One recent trend in American prisons is that many are replacing in-person visitation with video calls. In some of the locations where this reform is implemented, prisoner’s families must pay up to $1.50 for each minute they spend on the call, enriching the private companies that operate the video hosts and burdening poor families.
Inmates often have a hard time maintaining a connection to their family while they serve their sentence, as it is inconvenient for family members to travel to the jail to visit. This is problematic, as maintaining connection to family and friends is a key factor in reintegrating with the world once a person is released. One potential solution to this is to utilize new technology to provide video visitation options to supplement in-person visitations, thus enhancing the ability of prisoners to contact their loved ones.
Unfortunately, the adoption of this new form of visitation in US prisons has been hopelessly entwined with the profit motive. As reported by Vice News, of the 600 facilities in the USA that currently have video visitations, 74% eliminate in-person visitation, forcing prisoners to rely entirely on the new system to contact their family. Not only does this completely eliminate the ability of families to have actual face-to-face interactions, but it gives private companies who provide the video chat systems a captive consumer base to charge for their services. These calls can cost up to $1.50 per minute, which is divided between the prison and the video streaming company.
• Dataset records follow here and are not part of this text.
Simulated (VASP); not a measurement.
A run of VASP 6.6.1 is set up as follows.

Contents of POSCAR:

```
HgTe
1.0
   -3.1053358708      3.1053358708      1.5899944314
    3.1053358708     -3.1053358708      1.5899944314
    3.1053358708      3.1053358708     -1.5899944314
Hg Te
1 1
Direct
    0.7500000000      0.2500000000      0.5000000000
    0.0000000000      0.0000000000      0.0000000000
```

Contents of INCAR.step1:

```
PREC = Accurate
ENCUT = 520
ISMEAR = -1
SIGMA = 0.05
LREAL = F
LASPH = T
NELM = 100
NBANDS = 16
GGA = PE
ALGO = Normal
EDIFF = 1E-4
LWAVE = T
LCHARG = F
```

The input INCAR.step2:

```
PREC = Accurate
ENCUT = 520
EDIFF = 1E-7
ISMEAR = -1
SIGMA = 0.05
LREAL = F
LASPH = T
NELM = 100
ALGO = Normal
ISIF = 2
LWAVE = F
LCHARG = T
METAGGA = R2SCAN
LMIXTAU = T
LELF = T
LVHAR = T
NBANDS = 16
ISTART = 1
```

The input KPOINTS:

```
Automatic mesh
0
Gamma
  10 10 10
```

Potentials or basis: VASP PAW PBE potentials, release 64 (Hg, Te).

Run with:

Just to put this into perspective, imagine that a man with two kids is sent to jail for two years on a minor drug charge. His girlfriend is living as a single mother on a fixed income, barely scraping by, and is now expected to pay $1.50 per minute for her children to see their father. If he wants to have one half-hour video call every two weeks, the annual cost to his girlfriend would be $1,170. Obviously, this is well beyond her means, and the end result is that his visitation rights are ended for most of the two years he is incarcerated.
The companies behind this type of prison profiteering are virtually anonymous (e.g. you probably have never hear of Securus Inc.), and use this anonymity to push for contracts that mandate the elimination of in-person visitation and freeze out any competitors. In effect, they create a monopoly in the prison where anybody who wants to see their family needs to go through them, and pay out the nose for doing so. Prisons benefit from this arrangement in several ways, including a cut of the profits and reductions in labor associated with in-person visitation (e.g. searching visitors and controlling the visitation room). Additionally, the elimination of in-person visitation reduces the risk that prisoners will use family members to smuggle drugs and contraband into the prison.
This shift towards video-based visitation in many prisons is extremely troubling and will fall the hardest on the poor. White collar criminals can easily pay the cost of visitation imposed on these calls, while the poor bear the brunt of the hardship. As the prison population in the United States is disproportionately poor and minority, the actual impacts of these shifts in visitation are widespread and significant.
Revenues are being extracted from prisoners in the USA through a variety of financial arrangements. At the most basic level, these arrangements are designed to extract money from one of three sources: 1) the state, 2) prisoners, or 3) prisoners’ families. These funds are funneled to private interests who contract with the state, or to the state itself.
The most direct of these arrangements is the private prison, where the state pays a private company to operate the prison and give them a fee on a per-prisoner basis. Profits are made through cutting prisoner services, reducing staff costs (e.g. lower salaries, no unions, few benefits, etc.) and sometimes reducing maintenance and security in the facility.
A second direct form of prison profiteering is the use of prison labor to provide services at well below market rates—this can benefit either private companies or the state. Private companies can contract with prisons in many states to supply them with labor (e.g. telemarketers, food preparation, and furniture making), paying mere cents an hour to the prisoners and a fee to the prison itself.
This dramatically reduces their costs, eliminates labor relations and benefits fights, and lets them circumvent wage and worker protections. Similarly, states will use unpaid prison labor to replace unionized public workers, eliminating the need to pay decent wages and provide benefits to those who work on public lands. The public jobs these prisoners are expected to perform vary, from road-crews picking up trash to firefighters dealing with wildfires.
Aside from these direct forms of prison profiteering, there are numerous, smaller, forms of extraction that target prisoners and their families. These include charging prisoners for making phone calls, operating prison stores to sell extras to prisoners (e.g. coffee), and even creating an option where prisoners can pay extra money to the state to get a better cell. The central purpose of these forms of extraction is to sell goods and services to the captive prison population, at a significant markup, in order to recoup some of the costs of housing them.
Because prison labor doesn’t pay, the money being extracted is almost always from the families of those convicted. Ironically, some prisons will also take money off of the top of these accounts, forcing families to pay a transaction fee every time they put money into their loved one’s account.
While these various forms of prison profiteering are commonplace in the United States, a new form of exploitation is becoming more common and must be directly addressed. Some prisons are reducing or eliminating prison visitations and replacing them with video call, very similar to Skype, which charge the families on a minute by minute basis. This is not only extremely regressive and inhumane, but it is also counter-productive.